Brownfield developers have been living with the Uniform Environmental Covenants Act (UECA) in Pennsylvania since it became effective in February 2008. At the time it became effective, we all knew that it required that deed restrictions put in place prior to February 18, 2008 would have to be converted to UECA environmental covenants (ECs) five years down the road. Well, February 18, 2013 is now almost upon us, and as far as I can tell, no one is doing much to prepare for that date. Like everything else, there are two strategies that can be pursued. Property owners can be proactive or they can sit around and wait for something bad to happen. I’m in the camp that thinks that property owners should be proactive when it comes to the UECA conversion requirement.
Here is what property owners should be doing to address the upcoming deadline. First, anyone who currently owns one or more brownfield sites in Pennsylvania should be taking an inventory of those sites and determining whether any of those sites have deed restrictions containing activity and use limitations that were put in place prior to February 18, 2008. You can figure that out by looking at the deed. An activity and use limitation that would subject the property to the UECA conversion requirement is any kind of engineering or institutional control put in place in order to demonstrate attainment or maintenance of an Act 2 standard or to demonstrate satisfaction of a corrective action requirement under the Storage Tank Act. So, for example, say you completed an Act 2 site remediation at a brownfield site in 2005 and you demonstrated attainment of the Site Specific Standard by putting a cap (asphalt parking or a building) in place over some contaminated soil. Prior to UECA, the remediator would put a deed restriction in the deed imposing that engineering control on the property, which would identify the location of the contaminated soil and cap and require the property owner to maintain the cap. Now, under UECA, the current owner of that property would be obligated to take action to address the requirement that those prior existing deed restrictions be converted to a UECA covenant on or before February 18, 2013.

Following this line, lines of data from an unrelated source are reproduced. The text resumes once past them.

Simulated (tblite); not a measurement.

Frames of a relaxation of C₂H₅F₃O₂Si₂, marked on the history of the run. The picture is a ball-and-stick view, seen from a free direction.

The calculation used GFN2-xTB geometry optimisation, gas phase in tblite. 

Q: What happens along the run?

Does that mean that anyone with a such a deed restriction, as noted above, needs to quickly put together an UECA covenant and get it into PADEP before February 18, 2013? The answer is no. Subsequent to UECA’s signing, PADEP adopted regulations at 25 Pa. Code Chapter 253 that implement UECA. Section 253.10 deals with the conversion requirement. In the regulations, the Department opened up a giant loophole to the conversion requirement by allowing property owners who otherwise would have to convert their deed restriction to a UECA covenant to simply send in a letter and request a waiver of the conversion requirement "until the property is transferred to a new owner." Thus, the simplest thing for property owners to do is to send in a written request for the waiver sometime before February 18, 2013. That would postpone the need to impose a UECA covenant until such time that the property is sold. One requirement to be aware of is that when a written request for a waiver is filed, the property owner must include proof that the deed restriction was previously recorded. In addition to the option of requesting a waiver, property owners could just go ahead and prepare a UECA covenant and submit it to PADEP prior to February 18, 2013, if they just wanted to get it over with.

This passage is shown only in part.